Parallel coupling strategy for multi-physics applications in eXtended Discrete Element Method

Multi-physics problems containing discrete particles interacting with fluid phases are widely used industry for example in biomass combustion on a moving grate, particle sedimentation, iron production within a blast furnace, and selective laser melting for additive manufacturing.

The eXtended Discrete Element Method (XDEM) uses a coupled Eulerian-Lagrangian approach to simulate these complex phenomena, and relies on the Discrete Element Method (DEM) to model the particle phase and Computational Fluid Dynamics (CFD) for the fluid phases, solved respectively with XDEM and OpenFOAM. However, such simulations are very computationally intensive. Additionally, because the DEM particles move within the CFD phases, a 3D volume coupling is required, hence it represents an important amount of data to be exchanged. This volume of communication can have a considerable impact on the performance of the parallel execution.

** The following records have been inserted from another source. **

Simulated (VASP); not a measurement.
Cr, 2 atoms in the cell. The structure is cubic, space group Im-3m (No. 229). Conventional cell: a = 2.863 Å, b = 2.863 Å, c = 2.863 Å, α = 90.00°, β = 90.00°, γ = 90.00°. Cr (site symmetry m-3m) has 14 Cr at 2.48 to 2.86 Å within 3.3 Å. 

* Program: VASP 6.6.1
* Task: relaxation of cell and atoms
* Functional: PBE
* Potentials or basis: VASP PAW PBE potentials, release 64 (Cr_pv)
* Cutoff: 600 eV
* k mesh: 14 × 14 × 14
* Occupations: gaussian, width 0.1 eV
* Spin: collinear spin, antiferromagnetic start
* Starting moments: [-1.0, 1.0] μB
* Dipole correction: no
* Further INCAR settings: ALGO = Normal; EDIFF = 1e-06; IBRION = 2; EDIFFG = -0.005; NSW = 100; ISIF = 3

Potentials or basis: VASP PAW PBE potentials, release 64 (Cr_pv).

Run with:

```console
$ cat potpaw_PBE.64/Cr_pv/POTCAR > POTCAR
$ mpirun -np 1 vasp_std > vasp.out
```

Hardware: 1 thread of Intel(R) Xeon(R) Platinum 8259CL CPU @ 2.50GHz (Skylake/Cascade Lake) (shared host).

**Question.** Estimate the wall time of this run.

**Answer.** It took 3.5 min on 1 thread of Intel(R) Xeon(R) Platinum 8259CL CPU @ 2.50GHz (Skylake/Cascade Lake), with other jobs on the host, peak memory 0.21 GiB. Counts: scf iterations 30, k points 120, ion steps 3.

To address this issue, XDEM has proposed a coupling strategy relying on a co-located partitioning. This approach coordinates the domain decomposition of the two independent solvers, XDEM and OpenFOAM, to impose some co-location constraints and reduce the overhead due to the coupling data exchange. This strategy for the parallel coupling of CFD-DEM has been evaluated to perform large scale simulations of debris within a dam break flow.